"Are you such a dreamer to put the world to rights?
I stay home forever
where 2 and 2
always makes a 5"
[Thom Yorke - 2 + 2 = 5]
I owe everything I know about x86 architecture to Xeno Kovah. A man who shared his class videos and slides freely available to everyone which is a noble act. In return to his great efforts, I decided to write this tutorial on x86 architecture and assembly and publish it for free so everyone who is interested can learn and contribute.
About the Author
Arash TC is the main author and maintainer of this book. He is currently studying IT in Finland. He's got OSCP/OSCE and a long long long way ahead to become a pro. He will appreciate reader's comments and criticisms and contributions. His main interest is low level security and kernel internals.
The Holy Book of x86
This book/guide/tutorial/wiki is about assembly and x86 architecture. It's written by a low level security dude for low level security dudes. If you want to learn Assembly and its structure, reversing basics, Segmentation, Paging etc. keep on reading. I highly recommend you check opensecuritytraining.info website and watch Intro to x86 videos as you read this book. This book will teach you x86 architecture with the perspective of Information Security and Trusted Computing.

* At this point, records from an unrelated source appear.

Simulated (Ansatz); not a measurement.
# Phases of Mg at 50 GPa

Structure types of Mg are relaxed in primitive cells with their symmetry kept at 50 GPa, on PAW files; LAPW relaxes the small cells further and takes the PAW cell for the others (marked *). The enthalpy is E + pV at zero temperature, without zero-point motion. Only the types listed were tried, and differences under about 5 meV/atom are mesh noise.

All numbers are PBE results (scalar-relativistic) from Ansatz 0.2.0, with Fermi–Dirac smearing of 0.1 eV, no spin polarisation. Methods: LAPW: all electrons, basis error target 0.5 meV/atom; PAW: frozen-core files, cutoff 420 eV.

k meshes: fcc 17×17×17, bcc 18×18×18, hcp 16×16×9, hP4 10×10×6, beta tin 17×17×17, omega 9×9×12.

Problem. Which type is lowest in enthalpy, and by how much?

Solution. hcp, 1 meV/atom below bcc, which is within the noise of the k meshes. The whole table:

UPDATE from August 2017: now you can get the book in hard copy! Make sure to check it out: The Holy Book of x86 on Amazon
Below we present you a part of the book. Here you can download your copy: https://github.com/Captainarash/The_Holy_Book_of_X86
Registers are small memory storage areas built into the processor. They are still a volatile memory storage so if you power off your PC, you're gonna lose the state of your registers. Intel Architecture defines 8 General Purpose Registers (GPR) as follows:
Each of the registers above are 4 bytes long for 32-bit version, and 8 bytes long for the 64-bit version. Beside those General Purpose Registers, we have EIP (RIP for 64-bit) which is called Instruction Pointer which hold the current flow of the execution; and we have EFLAGS, which is a 32-bit long register of registers. Yeah. I know that might sound crazy but I will explain them fully in later chapters. EAX is mostly used when a function wants to return a value and it also used for lots of different purposes. You have to see them in action in order to recognize its usability in different scenarios. EBX is base pointer for data section and EDX is I/O pointer but let's save these convention for later chapters. ECX is mostly used as a counter for repetitive instructions i.e. a for loop. ESI and EDI are used as Source Index and Destination Index respectively i.e. copying a string value. ESP is the stack pointer which always points to the top of the current stack. EPB is the base pointer which always (actually not always :D) points to the bottom of the current stack by convention. I have to mention that these are only some conventions and you don't have to use them in the exact way. It is simply for simplicity and readability for your code.
Two very important concepts you need to know, Stack and Heap. I'm gonna tell you what Stack is now and save Heap for later chapters. Stack is a conceptual are of memory (RAM) which mostly holds a functions local variables. Stack has a Last-In-First-Out data structure, meaning that the first thing that is pushed onto the stack is the last thing that is gonna pop out. Imagine a bucket full of apples. The first apple that you put inside the bucket is the last one that you can pull out (of course if you don't just turn the bucket upside down :D). Stack grows down from higher memory addresses to lower memory addresses. For example, if the stack starts from address 0x7fff4444 (ESP), the next DWORD (4 bytes, remember?) that you push onto the stack, decrements the stack by 4 bytes and then ESP will point to 0x7fff4444 - 4 = 0x7fff4440. You will see this in greater detail in the next few paragraphs.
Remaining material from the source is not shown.